Regulatory update and discussion

Navigating the complex and evolving regulatory landscape in automotive


Ronald Dabrowski

Ronald Dabrowski

Technical Deputy, Washington National Tax, KPMG US


Sarah Boss

Sarah Boss

Assistant Director, International Tax, General Motors

Steve Jenks

Steve Jenks

Tax Attorney, Ford Motor Company

Ronald Dabrowski Principal and Technical Deputy, Washington National Tax , KPMG LLP (U.S.) Ronald Dabrowski, Principal and Technical Deputy, Washington National Tax, KPMG LLP (U.S.)

“We’ve had well over a thousand pages of proposed regulations come out in the fall and in the winter,” said Ron Dabrowski, principal, Washington National Tax at KPMG, referring to the Tax Cuts and Jobs Act (TCJA). “What have we learned so far?”

Tax professionals from General Motors and Ford answered with valuable insights about the impact of the new legislation on the sector to date.

Just the beginning

Dabrowski suggested that the TCJA’s regulations are really only opening bids. “Everything is still in progress.”

The preambles in the regulatory tax packages are more like a part of legislative history—intent, versus specific regulatory language that comes later on. “It’s still going to be a fairly long process before we really understand how all of these rules play together,” he said. “And I think it’s going to be a learning process for Treasury as well on the guidance front.”

The “fun part,” Dabrowski added, is that “the preambles don’t really line up that well, or oftentimes don’t line up… with the language of the proposed regulation itself.” The regulators often riff on their general thinking, which is why “the preamble sounds like a much broader rule.”

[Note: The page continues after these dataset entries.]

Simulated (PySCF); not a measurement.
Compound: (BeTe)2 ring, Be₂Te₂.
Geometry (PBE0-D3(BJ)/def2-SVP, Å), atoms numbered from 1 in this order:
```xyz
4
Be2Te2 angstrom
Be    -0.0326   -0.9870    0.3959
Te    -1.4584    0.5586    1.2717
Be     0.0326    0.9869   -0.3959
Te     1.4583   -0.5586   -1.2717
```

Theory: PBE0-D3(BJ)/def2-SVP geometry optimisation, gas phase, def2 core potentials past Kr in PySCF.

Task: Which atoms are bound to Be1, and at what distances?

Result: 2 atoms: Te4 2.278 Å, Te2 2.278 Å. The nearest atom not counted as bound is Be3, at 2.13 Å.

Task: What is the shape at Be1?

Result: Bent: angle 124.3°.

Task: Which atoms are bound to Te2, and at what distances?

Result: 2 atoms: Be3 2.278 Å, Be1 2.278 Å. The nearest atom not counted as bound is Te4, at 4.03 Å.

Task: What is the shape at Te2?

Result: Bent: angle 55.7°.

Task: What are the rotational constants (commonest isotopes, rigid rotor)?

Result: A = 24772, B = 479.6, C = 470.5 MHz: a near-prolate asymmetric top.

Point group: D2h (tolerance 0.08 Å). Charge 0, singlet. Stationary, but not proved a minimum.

For now, Dabrowski said he expects more questions than answers as government regulators use the drafting process to try to figure out what to do, often taking the most conservative position and waiting for the comments to roll in. That’s why proposed regulations generally come out harsher, but with comments, the regulations “get softer.”

Foreign tax credits and BEAT

Sarah Boss, Assistant Director, International Tax, General Motors Sarah Boss, Assistant Director, International Tax, General Motors

GM’s assistant director of International Tax, Sarah Boss, said that the new regulations are going to make tracking and calculations related to foreign tax credits (FTC) extremely difficult.

“We now have all of these different categories ... It’s still not entirely clear to me how you deal with tiering when you have multitier structures, and how you now deal with all of these different categories going forward,” she said.

New software could provide some relief, Boss added. “I'm hoping maybe that we have some systems that come out that can assist… but it’s certainly going to be a compliance challenge in future years.”

Meanwhile, Dabrowski took a critical stance regarding the TCJA’s base erosion and anti-abuse tax (BEAT). “I think they pulled punches in the whole BEAT world.”

He acknowledged that regulators are drafting new language that takes “a much bigger view” of profit shifting overseas by corporations to avoid taxes. But he felt that this effort is being mitigated by the need to balance a number of policy issues. As a result, “the regulations have a mixed bag for taxpayers.”

Impact on tax operations

Dabrowski asked the panelists how the new regulations and proposals have changed tax operations in their daily jobs. “Do you see your jobs, your tax department ... evolving to meet this, or was it a track you were already on?”

Ford’s response includes an effort to improve automation in their compliance process, according to Steve Jenks, their tax attorney.

Steve Jenks, Tax Attorney, Ford Motor Company Steve Jenks, Tax Attorney, Ford Motor Company

“This is a path we need to continue to follow,” he said, citing new levels of complexity in addressing compliance issues. “It’s like with the FTC. It’s just mind boggling.”

Boss said that General Motors has already seen several changes in response to the new regulations.

“Modeling has become even more important, given how these provisions all interact with each other. You have to have your hands on the data and be able to quantify it, and quantify it quickly,” she said.

“I'd say we interact with our business more than we ever have, particularly with the BEAT provisions,” Boss added. “The last thing you’d want to have is a surprise, so we’ve really had to make sure we’ve got a good solid forecasting process, and we understand trade flows and legal entities more than ever.”

Living with tax reform

The speakers touched on a broad array of technical topics such as GILTI and anti-abuse rules, 965, Section 163(j), and anti-hybrid regulations. But the day’s conversation also included an assessment of how the TCJA is affecting tax professionals and their industry on a day-to-day basis.

“The rate reduction is very good. The ability to repatriate cash more easily has been very good,” Jenks said. He also noted that the sheer complexity of the new regulation has only served to increase the need for tax professionals. “I would say their jobs are pretty safe. The complexity is just multiplied.”

“We think it’s good for the industry,” Boss agreed. “We think it’s good for our consumers, which means it’s going to be good for us.”

While the issues have been much more complex than she and others were anticipating, “that's just served to highlight the value of the tax department to our business and to our management. I think the international tax group has become more important than ever.”

Boss added that the TCJA has actually contributed to career growth for tax professionals.

“These opportunities don’t come along very often. It’s been great for our staff, great for development,” she said. “Overall, I’ve been having a blast.”